HR 2.0 – How To Retain “Agent” Relationships In Organisational Systems

Within the Australian educational landscape, we have seen the evolution of the Universities Admission Index to the ATAR (Australian Tertiary Admission Rank) which aims at aggregating and creating a single universities admission rank that fosters not only transparency, but more so ‘fluidity‘ in the Educational System.

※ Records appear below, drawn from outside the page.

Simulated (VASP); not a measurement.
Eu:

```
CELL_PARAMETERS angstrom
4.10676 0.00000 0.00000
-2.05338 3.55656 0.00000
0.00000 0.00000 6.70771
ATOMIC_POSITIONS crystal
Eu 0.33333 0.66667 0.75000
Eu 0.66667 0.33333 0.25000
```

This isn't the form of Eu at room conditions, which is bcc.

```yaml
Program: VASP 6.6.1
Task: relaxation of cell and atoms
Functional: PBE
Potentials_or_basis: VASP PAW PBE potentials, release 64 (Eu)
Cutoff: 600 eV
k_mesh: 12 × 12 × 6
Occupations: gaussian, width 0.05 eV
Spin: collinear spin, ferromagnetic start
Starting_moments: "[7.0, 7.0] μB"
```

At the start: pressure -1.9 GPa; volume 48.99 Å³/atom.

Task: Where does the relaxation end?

However, regardless of how prolific the new ‘system’ is – it still ‘ranks’ you on a set of ‘quantitative data’ which is based on a ‘statistical model of inference’ that does not account for a) the desire for undergraduate students to express their key strengths in alternative projects (such as web development or mobile-web development) and b) the incorporation of their ‘unique abilities‘ to create the right type of ‘career succession‘ programme that ties in with their goals and ambitions to allow their interests to be fostered and inter-woven into a process that enables them to progressively integrate their key strengths across all bands (whether its of a technical, systematic or dynamic nature).


The level of insight into this spectrum is a clear-cut articulation of how, within the nature of ‘cybernetics‘, one can use the precedents rooted in the ‘control cycle‘ to asses and visualize ‘career succession strategies’ that employs not only their academic interest, but also their Entrepreneurial interests which codify the natural flow of what I call as ‘alternative career path planning‘.

Alternative Career Path Planning would mean that once students are in a respectable and mature level of justification for their career intentions, they then ‘test’ or ‘model out’ scenarios which allow them to ‘mix and match’ even very relatively difficult subjects – in which cases at Universities, they often require ‘prerequisites’ – to suitable pathways that enable them to bring their core ideas and projects to fruition. This process will require the fusion of ‘theory focused planning’ together with a ‘task-force’ that employs and nurtures the evolving undergraduate intentions on incorporating empiric, up to date examples of their ideas with emphasis on historical or empirical evidence with a criterion ‘measure’ that utilizes a weighted-average approach to identify and validate the ‘agents’ capabilities with requisite skills that collectively ebb and flow with their ‘ever evolving career intentions’ as the fundamental principal of Human Resource strategy is to keep ‘staff’ as their most ‘valued assets’ in the organisational system – a key vantage-point for HR Managers who often struggle with ‘retention’ and ‘turnover’ ratios in their organisations as obviously, its very hard to keep the N-Gen niche motivated in industries which can from the start influence the ‘agent’ but then as time goes by – sway the agent to look for other ‘opportunities and interests’ which complement their ‘motivational drivers for success’.


The core challenge here would be how can we create the relevant ‘system’ which not only measures data quantitatively, but also qualitatively ranks the relevant ‘human capital input’ within the ‘organisational system’ to fuse a) business intelligence initiatives with b) a ‘Mentoring’ initiative that propels and differentiates each ‘agent’ in the ‘organisation’ as an ‘individual product’ or ‘product base’ that aims at differentiating the various ‘learning styles’ in combination with a ‘knowledge management platform’ that not only harvests their potential; but enables them to contribute ‘ideas’ to members at the very senior level of the organisation (regardless of legal nature) so that they can also contribute to the ‘organisational wide projects’ which often require collaboration of very senior project managers (in the case of Matrix Styled Organisations) or your direct report (in the case of small business and sole trader initiatives). Personally, I believe that all organisations should respect every ‘agents’ input into the system, measure it with reference to something I stumbled accross in the Harvard Business Review as “experience curves” and re-concile it with a rich framework to retain, evolve and develop participants in the system.